In the coming years, though, New Yorkers will have a new center for outdoor art: Governors Island, the 172-acre island off the tip of southern Manhattan, which the federal government turned over to New York City in 2003. The island opens to the public on Saturday, and this summer the offerings will include a sculpture exhibition organized by the Sculptors Guild; a weekend-long festival of participatory art called Figment; a weekend-long “Jazz Age Lawn Party,” with swing dancing, croquet, and an exhibition of 1920s cars; a concert by the New York Philharmonic; folk music concerts; performances by some 200 punk bands, as part of the citywide festival Make Music New York, and performances by the Battery Dance Company and the Pulse Ensemble Theatre. And this list does not include what will probably be the most-discussed and most-visited event of the summer: Olafur Eliasson’s “New York City Waterfalls.” One of the waterfalls is built right by the ferry dock on Governors Island, so that it is visible both coming and going.
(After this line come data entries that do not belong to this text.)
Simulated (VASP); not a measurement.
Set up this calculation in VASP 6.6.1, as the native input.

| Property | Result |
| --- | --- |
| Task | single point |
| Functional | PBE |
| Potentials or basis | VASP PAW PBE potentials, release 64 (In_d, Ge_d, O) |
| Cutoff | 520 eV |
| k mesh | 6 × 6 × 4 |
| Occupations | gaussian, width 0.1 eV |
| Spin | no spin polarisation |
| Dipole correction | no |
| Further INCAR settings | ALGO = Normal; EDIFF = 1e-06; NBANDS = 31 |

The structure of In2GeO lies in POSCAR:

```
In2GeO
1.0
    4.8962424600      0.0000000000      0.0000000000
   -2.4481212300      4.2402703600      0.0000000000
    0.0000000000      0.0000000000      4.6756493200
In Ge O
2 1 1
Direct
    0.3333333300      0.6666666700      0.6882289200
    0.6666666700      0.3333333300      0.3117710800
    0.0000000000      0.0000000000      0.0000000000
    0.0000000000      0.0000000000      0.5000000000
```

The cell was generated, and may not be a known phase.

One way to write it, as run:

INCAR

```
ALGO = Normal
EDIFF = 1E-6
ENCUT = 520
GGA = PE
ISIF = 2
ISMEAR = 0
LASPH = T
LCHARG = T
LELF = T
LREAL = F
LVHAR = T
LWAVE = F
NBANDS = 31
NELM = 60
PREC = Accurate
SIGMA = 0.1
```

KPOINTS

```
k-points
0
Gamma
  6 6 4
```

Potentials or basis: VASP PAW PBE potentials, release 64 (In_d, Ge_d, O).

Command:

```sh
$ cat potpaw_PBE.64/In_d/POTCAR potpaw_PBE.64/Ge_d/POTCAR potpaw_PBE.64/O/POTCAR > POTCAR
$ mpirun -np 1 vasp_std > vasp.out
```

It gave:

Although the design for a new park on the southern half of the island has not yet been completed, it will most likely include an amphitheater for concerts and many venues for other kinds of performance and public art.

“It is a critical part of our mission to open up the island to more and more of the public,” the president of the Governors Island Preservation and Education Corporation, the body that manages most of the island, Leslie Koch, said. “We think the arts are essential for that.”

In December, city and state officials announced the winners of a design competition for the park, a team of firms made up of West 8, Rogers Marvel Architects, Diller Scofidio + Renfro, Quennell Rothschild, and SMWM. The actual design will be announced in 2009. In the meantime, Ms. Koch said, she wants to experiment with as many ways as possible of bringing art to Governors Island, both to introduce new visitors to the island and to figure out what works best there. The result is a dramatic expansion of arts programming from last summer to this one.

The goal, Ms. Koch said, is to bring as many different groups of peoples as possible to the island, and to figure out what the right mix of programming is in the long term. If an amphitheater does end up being built as part of the park, the New York Philharmonic would probably perform there frequently, but there would also be a “‘healthy mix’ of other offerings,” Ms. Koch said.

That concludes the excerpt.